In the long run, the clear winners from competitive market processes operating reasonably well are consumers. One need look no further than what it costs to obtain the most basic goods and services today as compared to even a generation ago. For example, the laptop I am writing this on has 4GB of RAM, 700 GB or hard disc space, an Intel Core i7 processor, terrific speakers, and so on – it is basically 10 times better than my previous desktop machine – a machine I paid $1,600 for and this laptop cost something in the $700 range. This is not the exception, but rather the rule.
Why should we expect the gains to accrue to consumers? Because consumers are the “fixed” factor in most markets. The way the entrepreneurial discovery process works is that once producers find out a “sure thing” they will very quickly bid to access the resources in order to supply that “sure thing.” So, if people go ga-ga over laptops, then potential entrants will bid for silicon chips, metal components, workers and supporting infrastructure. The wages and rents paid in those areas would increase just as the prices at the consumer end would be falling. What happens in each of these cases? The bidding for the factors used to make computers would continue until it was no more profitable to be involved making laptops than whatever the next best use of those resources would be. And so long as the markets for those factors of production (e.g. the labor markets, metals markets, etc.) are competitive, you would not find it any more profitable to be selling those factors than it would be to be engaged in other factor markets.
If there are outsized gains to be had in this bidding process, it would be those that accrue to owners of factors that are fixed. For example, who benefits the most from Corn Ethanol subsidies? It is not the farmers. Nor is it likely to be the consumers. It is likely to be the owners of the land upon which that subsidized corn is grown. We call those “outsized” earnings “rents.”
Which brings us to today’s post. Scott Winship (I don’t have the link immediately, as I am posting offline for now) has recently demonstrated that among young Americans education debt is not increasing at rates that would be commensurate with the rhetoric, particularly of the OWS crowd. For example, he cited Federal Reserve data that did show that over the last 25 years the share of households that had education related debt doubled from 1 in 6 to roughly 1 in 3, and he also showed that among these households the real value of their education debts increased from roughly $5,000 to $13,000 (if I recall the piece correctly). However, at the same time the assets of these families has been increasing. In fact, as a share of the net worth of young households, the share of debt to their overall net worth is the same today as it was 50 years ago.
The rates of return to going to college have not fallen over this time period (even as folks argue that median wages have stagnated), with the annual premium a college graduate should expect to earn over an otherwise qualified high school graduate in the 60% range, adding up to an expected additional $1 million in earnings over an entire working life.

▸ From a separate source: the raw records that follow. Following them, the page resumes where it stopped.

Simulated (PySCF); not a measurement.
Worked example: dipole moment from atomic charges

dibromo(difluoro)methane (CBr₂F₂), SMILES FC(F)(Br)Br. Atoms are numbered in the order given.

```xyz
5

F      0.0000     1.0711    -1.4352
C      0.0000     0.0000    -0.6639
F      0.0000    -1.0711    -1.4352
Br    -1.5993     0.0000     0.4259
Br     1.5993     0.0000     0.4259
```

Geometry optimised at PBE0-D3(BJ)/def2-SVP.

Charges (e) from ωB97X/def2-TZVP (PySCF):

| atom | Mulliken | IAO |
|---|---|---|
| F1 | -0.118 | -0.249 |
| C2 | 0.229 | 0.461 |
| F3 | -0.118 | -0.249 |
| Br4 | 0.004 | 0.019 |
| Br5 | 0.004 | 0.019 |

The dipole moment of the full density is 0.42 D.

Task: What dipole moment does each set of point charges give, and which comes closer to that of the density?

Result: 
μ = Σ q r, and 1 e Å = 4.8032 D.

Clearly the value of a college education today is at least as large as it was 40 years ago. But it is also clear that students (as consumers) are not experiencing the massive gains in education that they regularly enjoy in almost all other phases of their consumer lives. This might be because the thing that we call “college” is not the same good as it was in the past (after all, the health clubs are nicer than they used to be, and you can find a free ice-cream social on most weeks of the year) or it might be because there are other “rentiers” who are enjoying the gains accruing to the fixed factors of production that they hold onto. Much like the fact that ethanol subsidies benefit not farmers but land owners (assuming they are different people) if there have been gains to anyone in the higher education sector, they have accrued to the “landholders” here. What are those fixed factors of production? In my view they are related to any part of the enterprise that holds the accreditation keys, the diploma keys and the course transfer keys. If higher education were merely comprised of instilling a set of simple facts and ideas, the gains by now would have been totally dissipated by potential rentiers and ended up in the pockets of the students. However, the credential is important, the “badge” is important, and it is the folks that monopolize access to those badges that gain. Look no further than all of us pampered faculty members – who if we applied the same “capacity utilization” metrics that we applied to the manufacturing sector would show an appalling under-utilization of “resources.” We gain at the expense of the consumers – and the forces preventing competition eating our rents away are pretty powerful. We’ll cover that in another post. Who else gains? Take a look around and marvel at the armies of support staff at a modern university. There are as many administrators are there are instructional staff, and we have Deans for everything from brushing teeth to washing our cars in an ethically appropriate way.
What I find more than a bit ironic is that if you queried many of the intellectuals on campus who benefit from being the gatekeepers of the degree, and asked them about “land reform” in the developing world, they’d be all for it. Why? Because it is thought that many current land claims are either illegitimate or unfairly distributed based on various historical events. In other words, the value created in those countries in need of reform are being “unfairly” captured by the influential land-holders. Fine. Sure. For the sake of consistency, I’d like to see these same folks promote the same kind of “land” reform in higher education. I can assure you that any number of my senior undergraduates could do 80% of what I do, assuming that what I do is the right way to conduct a college economics experience. But there are a lot of reasons why we’ll never see super-talented undergrads take over for me.
There are other possible explanations for why the consumers in higher education have not seen the gains that their consumer counterparts have enjoyed elsewhere – too many to cover here. For example, students are not only consumers of higher education, they are producers too, and this changes the way (perhaps) that we think about the gains from trade in this sector.
Stay tuned, we’ll be blogging a bit more about higher education (my original graduate field of “expertise”) in the coming weeks.
How refreshing, I wonder how many of your colleagues will join the chorus. Now that is true “whistleblower” courage, admitting quite candidly that you are one of several beneficiaries of these rents. As opposed to theives who are acclaimed as honorable (your prior post regarding the Heartland Institute).
I also appreciate the summary of rents and how it applies here, very useful, another arrow for my quiver.
Good piece, WC, and a good comment from jb.
Having been “long” on land, relatively speaking as an easterner, and having rented rich flat fields to undercapitalized ignorant folks who fancied themselves as farmers, I disagree that being a landed rentier is the bonanza, even with the ethanol program. Net, ethanol is a loser, because the whole scheme misdirects resources. I know WC and jb understand this, and do not mean to suggest otherwise.
However, given the practicalities of real estate taxes and even assuming corn would sell for $10 per bushel for ten years, it would be hard to rent our ground to recoup the taxes, let alone get much to live on. Maybe the big winner in the game is John Deere, assuming they are not strangled from legacy cost.
WC knows I am not arguing for feudalism, where the Prince and his friends, supported by a loyal army, own all the land, or some of the faculty in the Princeton economics own all the land, meting out benefits to the happy serfs.